After Chelsea Ties Arsenal, a Feeling Something Has Been Lost
The plan that Arsenal defenders Per Mertesacker and Rob Holding hatched to stymie Chelsea’s Diego Costa in last season’s F.A. Cup final was little more than a variation on the old good cop/bad cop routine.
Mertesacker, the veteran German, was cast as the former, tasked with being “friendly” to the tempestuous Costa, “patting him on the back.” The job for the inexperienced Holding, in contrast, was to “give him a really hard time,” Mertesacker said.
After one encounter, Holding, his gaze locked on Costa, tapped a finger against his own temple, the internationally recognized sign alleging mental instability. “I just called him a nutter, basically,” Holding remembered.
By most estimates, the plan worked. Costa, who had developed a knack for unsettling Arsenal’s defense — riling them, bullying them — scored a goal but seemed uncharacteristically inhibited, his edge dulled. Arsenal beat Chelsea, 2-1.
That, as it turned out, was most likely Costa’s last game for Chelsea. A few days later, the club’s manager, Antonio Conte, sent a text message to his squad wishing them well for the summer.
Costa replied in what has been described as a “jokey” way, though precisely how good the joke was remains shrouded in mystery. Given that Costa once thought it hilarious to pretend to throw a fire extinguisher at reporters, it was probably not great. Conte sent him a private response, informing him that he was not in the manager’s plans for the future. “O.K.,” Costa sent back.
Approaching four months later, he remains in exile. Costa spent the summer in his native Brazil, occasionally interrupting his busy schedule of watching daytime television to open his door to journalists.

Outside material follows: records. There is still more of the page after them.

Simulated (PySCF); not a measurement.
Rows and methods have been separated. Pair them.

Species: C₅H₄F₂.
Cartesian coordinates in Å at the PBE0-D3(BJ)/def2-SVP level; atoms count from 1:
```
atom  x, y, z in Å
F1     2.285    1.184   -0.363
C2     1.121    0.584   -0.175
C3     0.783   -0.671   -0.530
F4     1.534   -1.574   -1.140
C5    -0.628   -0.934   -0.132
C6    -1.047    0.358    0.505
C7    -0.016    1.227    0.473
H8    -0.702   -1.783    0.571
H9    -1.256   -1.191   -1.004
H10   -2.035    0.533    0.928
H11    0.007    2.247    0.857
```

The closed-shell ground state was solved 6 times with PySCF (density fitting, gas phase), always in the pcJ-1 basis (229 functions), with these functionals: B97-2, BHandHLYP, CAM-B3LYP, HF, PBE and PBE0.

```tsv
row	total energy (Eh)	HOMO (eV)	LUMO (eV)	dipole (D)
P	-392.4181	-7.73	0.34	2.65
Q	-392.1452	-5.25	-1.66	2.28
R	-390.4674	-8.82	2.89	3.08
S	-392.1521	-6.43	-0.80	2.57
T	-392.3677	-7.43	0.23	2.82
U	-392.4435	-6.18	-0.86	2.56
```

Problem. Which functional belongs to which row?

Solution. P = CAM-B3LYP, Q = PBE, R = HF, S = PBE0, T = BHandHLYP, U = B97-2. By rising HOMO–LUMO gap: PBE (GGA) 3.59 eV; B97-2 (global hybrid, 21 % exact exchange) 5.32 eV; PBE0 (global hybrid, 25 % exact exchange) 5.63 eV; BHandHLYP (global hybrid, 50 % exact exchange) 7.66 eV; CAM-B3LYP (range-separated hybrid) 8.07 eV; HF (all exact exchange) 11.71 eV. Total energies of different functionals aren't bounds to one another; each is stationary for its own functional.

He was, he made clear, holding out for a transfer back to Atlético Madrid, his former club in Spain. He would not countenance moving anywhere else. When that switch did not materialize — FIFA has banned Atlético from registering players until January — Costa proved good to his word. He has still not returned to London, or to Chelsea. As things stand, he will linger on hiatus until the New Year, when he hopes Atlético will come to his rescue.
Chelsea, on the surface, has already moved on. Conte tried and failed to sign Romelu Lukaku this summer before landing Álvaro Morata, the Spain striker with the pinup good looks who had been told he was surplus at Real Madrid.
Morata has proved an almost instant success. Though Chelsea started the season slowly — losing to Arsenal on penalties in the Community Shield and then to Burnley, at home, in its Premier League opener — Morata has not, scoring three times in his first five Premier League appearances. And he has won no little adulation for his perceptive movement, his deceptive strength, and his aerial prowess.
Chelsea’s fans still think of Costa fondly, of course — he helped the club win two league championships — but, thanks to Morata, there have been few signs that the team misses him. At least, that is, until Arsenal visited on Sunday afternoon.
It is no criticism to say that Chelsea has never really become what Roman Abramovich first envisioned when he bought the club, on the brink of financial oblivion, in 2003.
It has had success, including a Champions League title, and it has established itself as one of Europe’s modern superclubs, the sort of place that young hopefuls dream of playing. By those measures, Abramovich has achieved his ambitions.
But he also had dreamed of doing all that while making Chelsea a byword for attractive soccer. The story goes that he became determined to invest in the sport when watching Real Madrid face Manchester United in the Champions League that year.
Like Mourinho, those players imprinted on Chelsea their own personalities: fiercely competitive; tenacious and tough; ruthless, and relentless, winners. They could play beautifully, but that was not their primary purpose. Chelsea emerged as a sort of anti-Arsenal: they might not have drawn as much praise for artistry during the season, but they tended to emerge with a trophy at the end of it. It did not matter who the manager was; the club’s ID was so clearly defined that it could win regardless.